Nino Rota / Henry Mancini
Nino Rota Medley
Like most of the other composers featured on today’s program, Nino Rota displayed his musical talents at an early age. He began writing compositions when he was eight, and entered the Milan Conservatory in 1923, just before he turned 12 years old. His first opera, L’infanzia di San Giovanni Battista (The Childhood of St. John the Baptist) was performed in the same year. At 19 he received a diploma in composition from the Accademia di S. Cecilia in Rome, then moved on to the Curtis Institute in Philadelphia from 1930 to 1932, to Milan University for a diploma in literature, and finally to the Liceo Musicale in Bari, Italy, where he became a teacher and served as director from 1950 until 1978.
But though all these studies made him well-versed in musical theories of the
day–indeed, he became great friends with
Igor Stravinsky–Rota favored a style that focused on melody, spontaneity, and
emotional expression over harmonic complexities and formal innovations. From the
1940s to the 1970s, he wrote a number of successfully produced operas and
ballets. It was his film music, however, that earned him worldwide recognition.
In 1933 he had begun writing music for the movies, mainly the high-society
comedies and musicals popular at the time.

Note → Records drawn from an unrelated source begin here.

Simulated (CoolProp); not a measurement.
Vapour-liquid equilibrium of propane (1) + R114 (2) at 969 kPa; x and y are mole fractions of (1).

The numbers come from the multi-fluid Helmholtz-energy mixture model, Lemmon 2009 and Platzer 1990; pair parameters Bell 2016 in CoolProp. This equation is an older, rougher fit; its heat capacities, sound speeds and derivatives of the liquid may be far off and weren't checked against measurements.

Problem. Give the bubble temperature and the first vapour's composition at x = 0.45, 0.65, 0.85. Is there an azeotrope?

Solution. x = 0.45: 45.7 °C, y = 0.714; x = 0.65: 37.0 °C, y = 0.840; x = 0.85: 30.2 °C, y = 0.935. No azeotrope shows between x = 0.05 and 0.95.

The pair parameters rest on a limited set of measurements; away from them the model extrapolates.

In 1952 he began his 30-year collaboration with Federico Fellini, writing the
music for Lo Sceicco Bianco (The White Sheik), and thereafter
scoring every one of the director’s movies until Rota’s death in 1979. Rota’s
works for Fellini include such classics as La Strada (1954), which Rota
later adapted into a ballet, La Dolce Vita (1960), 8 1/2 (1962), and
Amarcord (1974). He was in demand by other directors as well, including
Luchino Visconti (Rocco E I Suoi Fratelli, 1960), King Vidor (War and
Peace, 1956), Franco Zeffirelli (Romeo and Juliet, 1968), and Francis
Ford Coppola (The Godfather, 1972). He earned an Oscar for best film
score for The Godfather, Part II, in 1974.
The medley of Rota’s work heard in today’s concert was arranged by another film composer whose career was just as stellar as Rota’s: Henry Mancini. Born in Cleveland, Ohio, Mancini entered the Juilliard School of Music in 1942 where he studied classical composition, but his first love was big band and jazz. He scored his first film, an Abbot and Costello comedy called Lost in Alaska, in 1952, and soon paid homage to his big band heroes in scores for The Glen Miller Story (1954) and The Benny Goodman Story (1956). Mancini’s many film hits include 1961’s Breakfast at Tiffany’s, with its ever-popular song, “Moon River;” Days of Wine and Roses (1961); Hatari (1962), featuring “The Baby Elephant Walk;” Charade (1963); and of course, The Pink Panther (1963).